Non-personal data cannot be backtracked to individuals (Surblyte 2016), for example traffic data. Semi-personal data is data that is anonymized but can be traced back to individuals through technological tools. Analyzing semi-personal data can reveal patterns of behavior or even preferences of particular products of individuals (Surblyte 2016). Therefore, semi-personal data is considered to be the most interesting data for enterprises. However, before discussing access to non-personal data, the question of whether or not data can be excluded has to be answered first.

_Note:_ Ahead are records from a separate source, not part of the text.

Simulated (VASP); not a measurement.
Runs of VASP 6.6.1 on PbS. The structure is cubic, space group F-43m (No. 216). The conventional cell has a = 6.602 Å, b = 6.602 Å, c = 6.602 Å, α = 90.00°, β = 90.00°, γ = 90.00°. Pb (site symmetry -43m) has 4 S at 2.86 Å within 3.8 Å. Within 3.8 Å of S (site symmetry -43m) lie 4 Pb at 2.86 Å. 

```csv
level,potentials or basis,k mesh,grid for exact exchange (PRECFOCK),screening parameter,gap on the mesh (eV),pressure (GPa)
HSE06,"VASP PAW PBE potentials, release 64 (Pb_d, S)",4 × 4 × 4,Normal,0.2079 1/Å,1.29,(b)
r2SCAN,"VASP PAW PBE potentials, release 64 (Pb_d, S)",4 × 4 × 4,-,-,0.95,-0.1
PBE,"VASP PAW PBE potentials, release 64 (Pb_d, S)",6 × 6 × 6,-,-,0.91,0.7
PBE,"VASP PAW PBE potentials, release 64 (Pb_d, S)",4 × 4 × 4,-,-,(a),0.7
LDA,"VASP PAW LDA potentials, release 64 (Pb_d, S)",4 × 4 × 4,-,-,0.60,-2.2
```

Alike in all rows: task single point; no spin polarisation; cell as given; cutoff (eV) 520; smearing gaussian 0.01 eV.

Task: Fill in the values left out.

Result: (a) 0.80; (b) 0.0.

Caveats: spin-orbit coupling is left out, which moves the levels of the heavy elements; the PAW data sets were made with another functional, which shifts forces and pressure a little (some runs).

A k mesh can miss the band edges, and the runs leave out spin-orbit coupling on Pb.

“A good or an asset is excludable if you can prevent somebody from using it” (Roxana Mihet and Thomas Philippon 2018). Physical assets are excludable. For instance, whenever you close your restaurant, you exclude other people from entering it. Contrary, once data has been published it cannot be protected from the usage by other people. Many firms fear that they encounter creative destruction if they share their data as privileged access to data is regarded to be a source of competitive advantages (Ciuriak 2018a). Additionally, if data is not a by-product of transactions, its creation is often costly (Duch-Brown, Martens, and Mueller-Langer 2017). However, Jones and Tonetti (2018) argue that not sharing data leads to an inefficient use of it.
Easley et al. (2018) discuss the two fundamental questions regarding data ownership: “Who gains and who loses if consumer data is shared and what happens to the total surplus? Second, if there is private ownership of consumer data how does the initial ownership of data affect sharing and thus consumer welfare, firm profit, and surplus?”
The foundation of legal ownership rights lay in the Arrow Information Paradox (Arrow 1972) which shows that once data is seen by a buyer the valuable information of that data may be fully exposed. However, according to Duch-Brown, Martens, and Mueller-Langer (2017) firms can, especially on platforms, commercialize the value of their data without revealing them completely and therefore open up the opportunity for data trade. Additionally, the non-rival nature of data indicates that firms can bundle a large number of goods without substantially increasing costs and thereby reduce competition. Relevant examples of this phenomena are Netflix, Spotify and Apple Music (Goldfarb and Tucker 2019). Summarized due to its characteristic of being non-rival and having near zero cost of production and distribution, big data is imitable, which raises the question of whether or not ownership protection laws are needed.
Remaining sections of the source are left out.